Most were arrested during clashes which erupted in the southern province of Minya after the forced dispersal of two Muslim Brotherhood protest camps in Cairo on August 14. The verdicts, which are subject to appeal and are likely to be overturned, were delivered after only two sessions in one of the largest mass trials in the country in decades. 
Political turmoil has deepened in Egypt since the army overthrew President Mohamed Mursi of the Muslim Brotherhood last July. Security forces have killed hundreds of Brotherhood members in the street, and arrested thousands of others. The defendants were arrested in August of last year during unrest in the town of Matay in Minya province. They were charged with murder, attempted murder and stealing government weapons in connection with an attack on a police station.

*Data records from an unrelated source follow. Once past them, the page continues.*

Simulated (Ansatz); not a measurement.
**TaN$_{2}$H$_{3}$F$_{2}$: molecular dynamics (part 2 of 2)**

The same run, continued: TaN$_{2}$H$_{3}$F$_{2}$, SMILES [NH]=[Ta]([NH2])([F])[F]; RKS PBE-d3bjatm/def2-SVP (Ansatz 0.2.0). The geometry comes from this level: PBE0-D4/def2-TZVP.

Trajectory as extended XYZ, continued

“The court has decided to sentence to death 529 defendants, and 16 were acquitted,” lawyer Ahmed al-Sharif told Reuters. The ruling can be appealed. One police officer was killed in the attack. The violence was part of rioting around the country sparked when security forces stormed two pro-Morsi sit-ins in Cairo, killing hundreds of people on Aug. 14.
The charges against the group, on trial in Minya since Saturday, include violence, inciting murder, storming a police station, attacking persons and damaging public and private property. The group is among over 1,200 supporters of Mr Morsi on trial, including senior Brotherhood members.
Only 123 of the defendants were present. The rest were either released, out on bail or on the run. All but around 150 of the defendants in the case were tried in absentia by the court in the city of Minya, south of Cairo.
The government has declared the Brotherhood a “terrorist” group. The Brotherhood says it is a peaceful movement. The judge acquitted 16 of the 545 defendants on the grounds that they had not been allowed to present a proper defence before the judgment was made.
Reuters During the first session on Saturday, defense lawyer Khaled el-Koumi said that he and other lawyers asked the presiding judge, Said Youssef, to postpone the case to give them time to review the hundreds of documents in the case, but the request was declined.
When another lawyer made a request, the judge interrupted and refused to recognize it. When the lawyers protested, Youssef shouted that they would not dictate what he should do and ordered court security to step in between him and the lawyers.
A security official in the courtroom said the defendants and the lawyers disrupted the proceedings by chanting against the judge: "God is our only refuge!" He spoke on condition of anonymity because he was not authorized to speak to the press.
"We didn't have the chance to say a word, to look at more than 3,000 pages of investigation and to see what evidence they are talking about," el-Koumi, who was representing 10 of the defendants, told The Associated Press.
A senior Brotherhood figure, Ibrahim Moneir, denounced the verdicts, warning that abuses of justice will fuel a backlash against the military-backed government that replaced Morsi.
"Now the coup is hanging itself by these void measures," he said, speaking to the Qatari-based Al-Jazeera Mubashir Misr TV station.
He said he believed the verdicts were timed to send a message to an Arab League summit that begins Tuesday in Kuwait, where Egypt is pressing other Arab governments to ban the Muslim Brotherhood as a terrorist group.
On Tuesday, another mass trial against Morsi's supporters opens in a Minya court with 683 suspects facing similar charges. The defendants in that case include Brotherhood leader Mohammed Badie, who also faces multiple other trials, and senior members of the group from Minya province.
Egypt's military toppled Morsi in July after four days of massive demonstrations by his opponents demanding he step down for abusing power during his year in office. Since then, Morsi's Brotherhood and other Islamist supporters have staged near-daily demonstrations that usually descend into violent street confrontations with security forces.
The military-backed government has arrested some 16,000 people in the ensuing crackdown, including most of the Brotherhood leadership.
At the same time, militant bombings, suicide attacks and other assaults — mostly by an al-Qaida-inspired group — have increased, targeting police and military forces in retaliation for the crackdown. The authorities have blamed the Brotherhood for the violence, branding it a terrorist organization and confiscating its assets. The group has denied any links to the attacks and has denounced the violence.
Imad El-Anis, an expert in Middle Eastern politics at Nottingham Trent University, said Monday's verdicts were "far from meeting minimum international standards for judicial processes of this kind."
But he said Egyptian authorities are unlikely to heed any international criticism of the verdicts "and are likely to push on with further rapid mass trials."